2.6 The ld. Commissioner has observed that the Panchanama dated 6.12.2013 states that the goods were detained for further investigation under the provisions of the Customs Act. Further, as show-cause notice with respect to Red Sanders seized on 13.7.2013 was issued within six months. The DRI believe that the high value of goods/assets found during the search at residence of the appellant, there is reasonable belief to be liable for confiscation and detained rightly for further investigation. Further, it appears from the Panchanama dated 6.12.2013 that had the appellant or any of his relatives have provided any legal admissible proof for purchase or procurement of the said goods, the DRI may not have detained the seized goods for further investigation and accordingly held the detention to be justified, legal and tenable. It was further observed that the appellant have provided several documents (invoices etc.) on 2.6.2014 to the DRI authorities, which needs to be verified and the same cannot be completed within 2-3 days and hence, there is need for extension of time for issue of notice. Further it is observed that there would have been no reason and the appellant and/or the relatives did not submit the invoices etc. at an earlier dated in order to facilitate the completion of investigation in time bound manner. The ld. Commissioner has further observed that the statement of the appellant was recorded on 26.5.2014 by the DRI, wherein he was asked to explain sources of the cash deposit, for which the noticee had sought time to provide the details. Thus, there is no force in the allegation of the appellant that the department has not utilized stipulated time for completion of investigation with regard to the detained goods.
2.7 As regards the stand of the appellant that the details have been provided much earlier in Feb/March, 2014, the ld. Commissioner found with reference to sale invoice for four wrist watches and invoices of the two cars along with two separate payments schedule by HDFC Bank, no other document was submitted by the appellant. Further, no document was submitted with respect to the jewelry found and detained. Thus, the appellant again requested the department to accept the licit ownership of the goods and jewelry, in absence of any document to the contrary in support of the said case.
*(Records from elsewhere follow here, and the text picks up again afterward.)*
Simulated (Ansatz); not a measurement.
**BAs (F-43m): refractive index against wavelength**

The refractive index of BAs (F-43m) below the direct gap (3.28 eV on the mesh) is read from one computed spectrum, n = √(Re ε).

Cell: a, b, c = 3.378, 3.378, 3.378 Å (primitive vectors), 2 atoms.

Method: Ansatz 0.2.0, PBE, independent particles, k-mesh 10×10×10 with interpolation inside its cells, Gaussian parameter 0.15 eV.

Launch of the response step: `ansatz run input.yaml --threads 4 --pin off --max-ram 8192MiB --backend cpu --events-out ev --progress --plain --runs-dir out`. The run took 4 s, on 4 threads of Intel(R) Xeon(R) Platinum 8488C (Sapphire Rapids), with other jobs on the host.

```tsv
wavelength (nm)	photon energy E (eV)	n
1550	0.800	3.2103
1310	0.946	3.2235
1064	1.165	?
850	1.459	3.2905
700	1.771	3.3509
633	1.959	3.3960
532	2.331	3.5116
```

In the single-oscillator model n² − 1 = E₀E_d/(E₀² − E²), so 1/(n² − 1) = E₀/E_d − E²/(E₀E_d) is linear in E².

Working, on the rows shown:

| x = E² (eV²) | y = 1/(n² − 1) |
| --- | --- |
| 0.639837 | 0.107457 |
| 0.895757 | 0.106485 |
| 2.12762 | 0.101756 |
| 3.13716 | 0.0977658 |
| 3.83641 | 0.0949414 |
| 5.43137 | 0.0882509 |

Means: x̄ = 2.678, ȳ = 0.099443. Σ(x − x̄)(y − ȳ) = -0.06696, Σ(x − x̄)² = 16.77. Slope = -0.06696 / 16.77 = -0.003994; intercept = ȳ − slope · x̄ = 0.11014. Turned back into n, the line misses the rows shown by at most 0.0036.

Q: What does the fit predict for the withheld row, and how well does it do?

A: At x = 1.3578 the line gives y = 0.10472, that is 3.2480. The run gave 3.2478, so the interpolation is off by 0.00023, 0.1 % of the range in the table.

2.8 As regards the allegation of colourable exercise of power based on the facts that further investigation were taken up prior to extension of time for show-cause notice in question, the ld. Commissioner observed that the show-cause notice clearly states that notice in respect of the detained goods was almost ready and as the appellant have submitted large number of documents, time is required for going through the same. It was further observed that it is not clear why the appellant have not submitted the documents, which are now submitted at the earlier stage of the investigation.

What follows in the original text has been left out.